Unless I’m missing something, you can’t make use of features of the Live Operating Environment, either as a web application or a local desktop client, unless your application is registered with Live.com, and your user has added your application to his account.

The one possible loophole that I can see is that you might just have your app always authorize, for all users, using a central account.  That account could be pre-created and pre-configured.  Your application would then use the same account for all users, enabling some of the synchronization and other options.  But even this approach might not work—it’s possible that any device where local Mesh data is to be stored needs to be registered with that Live account and so your users wouldn’t normally have the authorization to join their devices to your central mesh.

Three Takeaways

Arash listed three main takeaways from this talk:

  • Live Services add value to different types of applications
  • Mesh-enabled web apps extend web sites to the desktop
  • The Live Framework is a standards-based API, available to all types of apps

How It All Works

The basic idea is to start with a “Mesh-enabled” web site.  This is a web site that delivers content from the user’s Mesh, including things like contacts and files.  Additionally, the web application could store all of its data in the Mesh, rather than on the web server where it is hosted.

Once a web application is Mesh-enabled, you have the ability to run it on various devices.  You basically create a local client, targeted at a particular platform, and have it work with data through the Live Framework API.  It typically ends up working with a cached local copy of the data, and the data is automatically synchronized to the cloud and then to other devices that are running the same application.

This basically implements the Mesh vision that Ray Ozzie presented first at Mix 2008 in Las Vegas and then again at PDC 2008 in Los Angeles.  The idea is that we move a user’s data into the cloud and then the data follows them around, no matter what device they’re currently working on.  The Mesh knows about a user’s:

  • Devices
  • Data, including special data like Contacts
  • Applications
  • Social graph  (friends)

The User’s Perspective

The user must do a few things to get your application or web site pointing at his data.  As a developer, you send him a link that lets him go sign up for a Live.com account and then register your application in his Mesh.  Registration, from the user’s perspective, is a way for him to authorize your application to access his Mesh-based data.

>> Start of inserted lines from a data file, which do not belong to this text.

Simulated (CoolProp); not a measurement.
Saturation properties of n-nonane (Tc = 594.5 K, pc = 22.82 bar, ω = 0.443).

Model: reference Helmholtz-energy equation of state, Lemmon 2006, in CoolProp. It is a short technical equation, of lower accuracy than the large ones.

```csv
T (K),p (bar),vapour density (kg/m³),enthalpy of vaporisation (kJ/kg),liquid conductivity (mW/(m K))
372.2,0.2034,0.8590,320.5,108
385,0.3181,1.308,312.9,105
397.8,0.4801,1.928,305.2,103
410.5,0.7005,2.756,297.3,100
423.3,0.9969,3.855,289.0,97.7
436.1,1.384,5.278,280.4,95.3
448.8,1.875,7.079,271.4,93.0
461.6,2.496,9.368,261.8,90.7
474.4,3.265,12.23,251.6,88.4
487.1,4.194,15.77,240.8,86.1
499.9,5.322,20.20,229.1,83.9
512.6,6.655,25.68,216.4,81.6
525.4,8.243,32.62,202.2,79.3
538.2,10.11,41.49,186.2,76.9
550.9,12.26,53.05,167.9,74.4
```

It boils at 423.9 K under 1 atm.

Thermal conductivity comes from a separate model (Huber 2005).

Again, it’s required that the user has, or get, a Live.com account.  That’s sort of the whole idea—we’re talking about developing applications that run on the Live platform.

Run Anywhere

There is still work to be done, on the part of the developer, to be able to run the application on various devices, but the basic choices are:

  • Locally, on a client PC or Mac
  • In a web browser, anywhere
  • From the Live Desktop itself, which is hosted in a browser

(In the future, with Silverlight adding support for running Silverlight-sandboxed apps outside of the browser, we can imagine that as a fourth option for Mesh-enabled applications).

The Developer’s Perspective

In addition to building the mesh application, the developer must also register his application, using the Azure Services Portal.  Under the covers, the application is just an Azure-based service.  And so you can leverage the Azure standard goodies, like running your service in a test mode and then deploying/publishing it.

One other feature that is made available to Mesh application authors is the ability to view basic Analytics data for your application.  Because the underlying Mesh service is aware of your application, wherever it is running, it can collect data about usage.    The data is “anonymized”, so you can’t see data about individual users, but can view general metrics.

Arash talked in some detail about the underlying security model, showing how a token is granted to the user/application.

Conclusions

Mesh obviously seems a good fit for some applications.  You can basically run on a platform that gives you a lot of services, as well as access to useful data that may already exist in a particular user’s Mesh environment.  There is also some potential for cross-application sharing of data, once common data models are agreed upon.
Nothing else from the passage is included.